Tuesday 30 August 2016

Who am I?



My sense of self is a linear continuum that extends from deep within myself, up through my being and outside myself to my physical body and social environment and further extending out to encompass geography as well as history because it all is dynamic with a time dimension.

The two directions of this line extend opposite to each other from the central point that is the unity of my total self, but nothing that is not myself.  Each presents a one-sided image of the self, with the two sides being like the two sides of the body or the brain, mirror images of each other, though each independent and not identical in detail.

This line that transcends many orders of magnitude is not an even progression.  Like many physical phenomena, such as the banding of rocks round stars to form planets or the quantum leaps of tiny particles, this dimension has Energy Levels that resonate and form patterns and structures.  These are the various orders of magnitude at which Science finds evidence of a unified structure, usually with random relevance to energy levels at remote orders of magnitude.

Being a bi-directional dimension, perhaps it is better called a bimension.  So many phenomena can approach zero from either direction, but find on close proximity, that when unity is passed in a reducing direction, what might have appeared as a steep decline suddenly levels off and reduces as a decreasing rate so it is impossible to reach zero from either direction in a mathematically asymptotic balanced infinitude.
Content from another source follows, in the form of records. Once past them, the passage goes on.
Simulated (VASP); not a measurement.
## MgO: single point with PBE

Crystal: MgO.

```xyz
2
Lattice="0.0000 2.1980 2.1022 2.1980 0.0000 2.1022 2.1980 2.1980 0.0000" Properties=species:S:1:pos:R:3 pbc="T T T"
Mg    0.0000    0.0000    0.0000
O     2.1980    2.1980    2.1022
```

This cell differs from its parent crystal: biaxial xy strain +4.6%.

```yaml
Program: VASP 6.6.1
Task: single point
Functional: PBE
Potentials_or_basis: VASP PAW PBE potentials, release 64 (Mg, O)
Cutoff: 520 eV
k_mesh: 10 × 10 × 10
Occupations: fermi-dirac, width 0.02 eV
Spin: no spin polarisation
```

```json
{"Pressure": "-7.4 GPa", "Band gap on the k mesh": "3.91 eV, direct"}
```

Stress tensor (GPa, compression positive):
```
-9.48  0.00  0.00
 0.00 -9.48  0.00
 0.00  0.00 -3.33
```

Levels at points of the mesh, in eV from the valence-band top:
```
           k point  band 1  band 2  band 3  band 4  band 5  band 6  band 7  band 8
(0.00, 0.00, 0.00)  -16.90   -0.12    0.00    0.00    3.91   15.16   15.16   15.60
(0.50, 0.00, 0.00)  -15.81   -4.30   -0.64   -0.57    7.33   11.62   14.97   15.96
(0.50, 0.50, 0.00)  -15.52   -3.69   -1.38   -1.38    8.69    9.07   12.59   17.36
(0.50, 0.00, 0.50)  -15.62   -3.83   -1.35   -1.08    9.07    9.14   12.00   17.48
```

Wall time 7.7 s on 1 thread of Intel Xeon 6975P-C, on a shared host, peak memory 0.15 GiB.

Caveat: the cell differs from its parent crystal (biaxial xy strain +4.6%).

These two selves are a mental construct, and the phenomenon is probably valid for everyone.  We have an inner self and we have a public self.  Who we are as entities in the world, like the public persona of famous people, is one self and our private lives, especially as lived in our heads, perhaps in the dark, at night both awake and asleep is another.  It might perhaps be observed that most people are raised from childhood to bring these into unison and it is the education system’s role to direct how they develop with age.  When these two selves diverge, some forms of mental illness can ensue.  However, it is wrong to suggest everyone with this split sense of self is mentally ill, because it is almost certainly universal and normal and natural. 

This is not to be confused with other linear measurements of human activity, such as Political left and right, religiosity, optimism, wealth or income.